Malema trust is no secret – ANCYL

2011-07-25 10:58

The trust reportedly used to fund ANCYL president Julius Malema’s lifestyle is no secret, league secretary Sindiso Magaqa said.

The trust was used for various charitable causes, he told a media briefing in Johannesburg today.

“The trust is registered with the master of the high court and its public,” he said.

On Sunday, City Press reported that Malema was the sole trustee of a “secret” family trust, named after his five-year-old son, which he allegedly uses to finance his lavish lifestyle.

Malema had denied that the trust was being used to launder illicit funds, but “declined to divulge its purpose or bank balance”.

On Saturday, Malema sought an urgent court interdict to stop City Press from publishing a report on the trust.

The application was dismissed by Judge Colin Lamont in the South Gauteng High Court.

Malema’s legal team argued that his public image could be seriously damaged if details of the trust fund were published.

But Lamont found that City Press had taken reasonable steps to test the credibility of its sources and that intrusion into Malema’s private life was warranted as he is a public person.

Opposition parties have since called on the SA Revenue Service to investigate Malema’s wealth, claiming it is not compatible with his reported R25 000 a month salary.

Yesterday, the Democratic Alliance said it would write to Public Protector Thuli Madonsela, requesting her to investigate the latest allegations levelled against Malema.

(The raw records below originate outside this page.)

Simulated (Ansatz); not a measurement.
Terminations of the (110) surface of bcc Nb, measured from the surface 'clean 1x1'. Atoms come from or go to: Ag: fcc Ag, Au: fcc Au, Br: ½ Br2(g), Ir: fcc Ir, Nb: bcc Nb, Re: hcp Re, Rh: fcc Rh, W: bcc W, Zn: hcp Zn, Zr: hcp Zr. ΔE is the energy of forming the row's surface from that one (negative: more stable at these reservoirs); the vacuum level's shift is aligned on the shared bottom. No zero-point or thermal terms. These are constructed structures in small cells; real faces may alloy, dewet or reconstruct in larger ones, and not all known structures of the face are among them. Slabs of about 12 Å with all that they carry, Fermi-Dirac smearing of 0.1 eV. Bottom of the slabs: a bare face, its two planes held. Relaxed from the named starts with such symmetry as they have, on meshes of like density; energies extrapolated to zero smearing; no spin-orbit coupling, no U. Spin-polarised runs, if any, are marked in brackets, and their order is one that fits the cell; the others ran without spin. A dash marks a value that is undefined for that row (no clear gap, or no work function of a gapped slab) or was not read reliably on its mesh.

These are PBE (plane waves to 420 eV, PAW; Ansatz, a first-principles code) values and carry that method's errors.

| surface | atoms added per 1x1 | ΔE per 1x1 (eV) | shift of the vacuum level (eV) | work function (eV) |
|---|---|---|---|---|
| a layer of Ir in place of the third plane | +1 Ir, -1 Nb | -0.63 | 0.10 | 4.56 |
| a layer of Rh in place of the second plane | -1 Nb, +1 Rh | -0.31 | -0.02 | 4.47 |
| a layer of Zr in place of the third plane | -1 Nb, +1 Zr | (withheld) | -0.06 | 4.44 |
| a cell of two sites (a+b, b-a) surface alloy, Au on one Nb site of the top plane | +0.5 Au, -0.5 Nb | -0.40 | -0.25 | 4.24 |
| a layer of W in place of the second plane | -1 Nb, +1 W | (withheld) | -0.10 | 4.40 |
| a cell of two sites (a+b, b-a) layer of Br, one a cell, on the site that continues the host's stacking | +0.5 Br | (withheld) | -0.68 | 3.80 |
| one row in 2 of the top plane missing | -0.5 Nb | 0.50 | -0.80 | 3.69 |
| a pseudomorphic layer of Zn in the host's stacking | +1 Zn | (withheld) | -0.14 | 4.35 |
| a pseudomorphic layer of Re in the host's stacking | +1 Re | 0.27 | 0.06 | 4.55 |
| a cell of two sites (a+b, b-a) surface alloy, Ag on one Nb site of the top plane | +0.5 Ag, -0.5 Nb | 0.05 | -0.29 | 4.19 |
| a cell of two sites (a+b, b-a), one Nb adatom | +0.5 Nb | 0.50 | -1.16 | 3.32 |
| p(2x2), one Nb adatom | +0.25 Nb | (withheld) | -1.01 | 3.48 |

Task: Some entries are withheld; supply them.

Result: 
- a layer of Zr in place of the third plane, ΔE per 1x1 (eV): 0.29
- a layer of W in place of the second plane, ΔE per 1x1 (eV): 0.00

On the same day, AfriForum, an Afrikaner lobby group suing Malema over his singing of a liberation struggle song containing the words “shoot the Boer”, lodged a criminal complaint against the youth league leader at the Brooklyn police station in Pretoria.

A corruption case was opened against him in accordance with the Prevention and Combating of Corrupt Activities Act of 2004.

Writing on the blog “Constitutionally Speaking” legal expert Professor Pierre de Vos said Malema could face up to 15 years in jail if convicted in terms of the Act and his assets could be confiscated.

De Vos wrote that the act criminalised almost “all imaginable forms of corruption in rather broad terms”.

This made it easy, “in theory”, he said, to secure a successful prosecution in a corruption case.

He further wrote that the allegations contained in the City Press report “completely destroy Malema’s credibility”.

This could be restored by Malema suing the paper for defamation.

If he chose not to do this, De Vos believed it would indicate that he was corrupt.

Meanwhile, Cosatu has called for an investigation into Malema’s financial affairs.